I simply must tell you of the young woman we saw on the train from Edinburgh to London. She was perhaps 22 or 23 and was wearing a dress that only an infant girl or 22 or 23-old could wear successfully. It consisted of multiple ruffles of eyelet lace from the very top to the very bottom, which considering how short it was, was very few ruffles indeed.

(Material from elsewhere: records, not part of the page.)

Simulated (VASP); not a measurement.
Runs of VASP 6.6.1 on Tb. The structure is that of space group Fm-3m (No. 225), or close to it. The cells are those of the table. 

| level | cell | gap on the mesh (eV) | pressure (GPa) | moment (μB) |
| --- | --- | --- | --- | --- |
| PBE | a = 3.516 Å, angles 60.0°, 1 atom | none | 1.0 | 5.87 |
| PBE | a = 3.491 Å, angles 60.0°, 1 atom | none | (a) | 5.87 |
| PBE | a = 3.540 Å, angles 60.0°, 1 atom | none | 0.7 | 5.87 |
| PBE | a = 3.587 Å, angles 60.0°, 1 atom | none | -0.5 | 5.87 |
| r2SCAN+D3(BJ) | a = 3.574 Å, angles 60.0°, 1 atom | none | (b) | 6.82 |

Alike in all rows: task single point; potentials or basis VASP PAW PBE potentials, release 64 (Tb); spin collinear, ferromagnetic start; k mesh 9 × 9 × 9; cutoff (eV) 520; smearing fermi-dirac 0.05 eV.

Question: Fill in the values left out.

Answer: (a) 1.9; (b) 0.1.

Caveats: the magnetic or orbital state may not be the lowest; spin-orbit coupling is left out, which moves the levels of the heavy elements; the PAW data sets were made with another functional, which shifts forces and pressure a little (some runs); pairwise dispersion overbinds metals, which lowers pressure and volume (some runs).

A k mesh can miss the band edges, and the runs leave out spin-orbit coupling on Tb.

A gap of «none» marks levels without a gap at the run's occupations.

She slept most of the journey which left a good portion of her hindquarter exposed and just a narrow aisle's distance away from John. Had he not been a gentleman, he could have easily reached over and helped her cover her cellulite-free long bones with a blanket had I actually knitted one in time. Since I had not, John worked very hard to maintain an eyes-forward position, only glancing in that direction when admiring the free cake on the food cart ("Oooooh, free cake!"). Bless him.
When we arrived at her stop (York, if I remember correctly), she gathered her rucksack from the top shelf - narrowly avoiding exposure of yet more flesh. While attempting to hoist the rucksack upon her shoulder, however, she managed to expose what she'd kept hidden during the lowering of her pack. While the shortness of the ruffles caused the "ladies of a certain age," myself included, to do a bit of a H-rumph! (did I mention she was also wearing boots? oh pul-LEASE!), I did happen to notice that while she exited the train (not that I was staring or throwing daggers with my eyes you understand) she assisted an elderly lady with her suitcase.
I've obviously over-estimated our hand basket's position relative to h-e-double toothpick. Old dogs can be taught to accept young girls in ruffly dresses. Who knew?
All for now, more later.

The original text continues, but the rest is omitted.